Function
The energy contained in the fuel is converted into heat and pressure in the cylinder during the power stroke. The heat and pressure values rise very sharply in a short time. The piston, as a moving component of the combustion chamber, has the task of converting part of this energy into mechanical work.
In its basic form, the piston is a hollow cylinder closed on one side with the areas of piston head with ring section, piston boss and skirt. The piston head transmits the pressure forces generated during the combustion of the fuel-air mixture to the crankshaft via the piston boss, the piston pin and the connecting rod.
Requirements
Pistons must meet the following requirements:
- Adaptability to operating conditions
- Resistance against eating and at the same time very smooth running
- Low weight with sufficient strength
- The lowest possible friction losses
The sometimes conflicting requirements for both the design and the material require measures that can vary greatly from case to case.
Design
Due to the operating requirements, aluminium-silicon alloys have generally prevailed as the piston material.

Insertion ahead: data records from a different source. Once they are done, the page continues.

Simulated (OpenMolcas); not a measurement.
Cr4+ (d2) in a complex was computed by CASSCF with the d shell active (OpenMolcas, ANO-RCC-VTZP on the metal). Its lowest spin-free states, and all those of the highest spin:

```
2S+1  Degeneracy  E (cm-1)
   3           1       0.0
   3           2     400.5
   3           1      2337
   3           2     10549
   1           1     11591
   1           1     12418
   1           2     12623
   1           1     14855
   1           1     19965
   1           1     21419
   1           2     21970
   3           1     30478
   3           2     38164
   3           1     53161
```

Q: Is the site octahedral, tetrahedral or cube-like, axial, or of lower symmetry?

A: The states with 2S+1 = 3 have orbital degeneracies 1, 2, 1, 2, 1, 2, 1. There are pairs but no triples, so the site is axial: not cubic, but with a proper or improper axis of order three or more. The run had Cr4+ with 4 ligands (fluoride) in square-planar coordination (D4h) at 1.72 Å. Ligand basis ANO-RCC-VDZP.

Functional areas of the piston are the piston head, the ring area with the top land, the piston boss and the piston skirt. The piston assembly also includes the piston rings, piston pin and piston clips.
In order to keep the masses low, the pistons must be carefully designed.
Piston Shape
The piston expands and deforms under the influence of gas temperature and forces, particularly gas force. This change in shape must be taken into account when designing the piston to ensure jam-free operation at operating temperature.
Pistons usually have a slightly smaller diameter in the gudgeon pin direction than in the thrust/anti-thrust direction. The difference is the ovality.
The piston is pulled in a little at the upper and lower end in order to promote the formation of the supporting lubricating oil wedge. The greater indentation in the area of the piston ring section takes account of the strong thermal expansion due to high temperatures in this area and the deformation caused by the gas force. The piston therefore becomes crowned.
The final piston shape can only be verified by extensive simulations and engine tests.